I recently had a conversation with a bright guy in a Masters in Real Estate Development program at a serious university.  He was wondering if a Real Estate Investment Trust (REIT) would be a good vehicle for people in a local community to be able to invest in small projects in their neighborhood.  Just to set things straight, a REIT would not be a good vehicle for this as a REIT has to have a lot of property under management to justify their existence and overhead, so the structure would be way beyond the scale of small projects in a specific neighborhood.  Investors would own shares in an outfit that owns a large portfolio of a specific type of real estate.

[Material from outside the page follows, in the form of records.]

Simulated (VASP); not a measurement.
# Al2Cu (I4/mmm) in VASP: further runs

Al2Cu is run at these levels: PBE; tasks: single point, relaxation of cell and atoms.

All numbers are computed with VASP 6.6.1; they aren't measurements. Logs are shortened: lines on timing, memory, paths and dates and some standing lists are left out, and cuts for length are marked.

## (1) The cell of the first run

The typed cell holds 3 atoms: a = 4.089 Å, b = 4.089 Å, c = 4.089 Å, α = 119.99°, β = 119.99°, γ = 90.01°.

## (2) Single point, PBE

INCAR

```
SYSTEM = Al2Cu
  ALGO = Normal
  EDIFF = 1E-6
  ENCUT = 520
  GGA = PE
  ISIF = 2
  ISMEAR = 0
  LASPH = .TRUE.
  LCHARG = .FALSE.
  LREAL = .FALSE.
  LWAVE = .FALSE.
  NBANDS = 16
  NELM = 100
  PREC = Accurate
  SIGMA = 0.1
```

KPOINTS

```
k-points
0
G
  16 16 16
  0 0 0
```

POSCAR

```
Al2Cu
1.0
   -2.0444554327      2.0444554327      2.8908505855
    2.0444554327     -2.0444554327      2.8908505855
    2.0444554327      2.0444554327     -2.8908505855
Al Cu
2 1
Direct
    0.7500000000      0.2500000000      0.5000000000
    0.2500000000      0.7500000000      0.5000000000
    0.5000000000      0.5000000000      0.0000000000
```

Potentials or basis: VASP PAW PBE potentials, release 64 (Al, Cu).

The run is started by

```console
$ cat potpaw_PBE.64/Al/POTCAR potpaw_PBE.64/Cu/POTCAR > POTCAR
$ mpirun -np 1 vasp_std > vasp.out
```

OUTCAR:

-But the conversation reminded me of Jim Heid's diagram.  The kind of  local in the neighborhood projects my grad student friend was describing belong in the lower left quadrant of Jim's diagram, the Small and Incremental/Entrepreneurial and Bootstrapped territory.  Ownership of real estate by a REIT belongs up in the Corporate and Institutional/Large and Master Planned upper right quadrant.  We might want to bring established tried and true tools scaled for the upper right quadrant to bear on projects in the lower left, but often the scale is just...off.  I think we can call that a Quadrant Foul.

Rethinking the development business model for Small Developers will continues to uncover habits that may serve folks doing large project well that need to be substantially retooled to work in small projects, or they may just need to be set aside as because they are not fit to the purpose.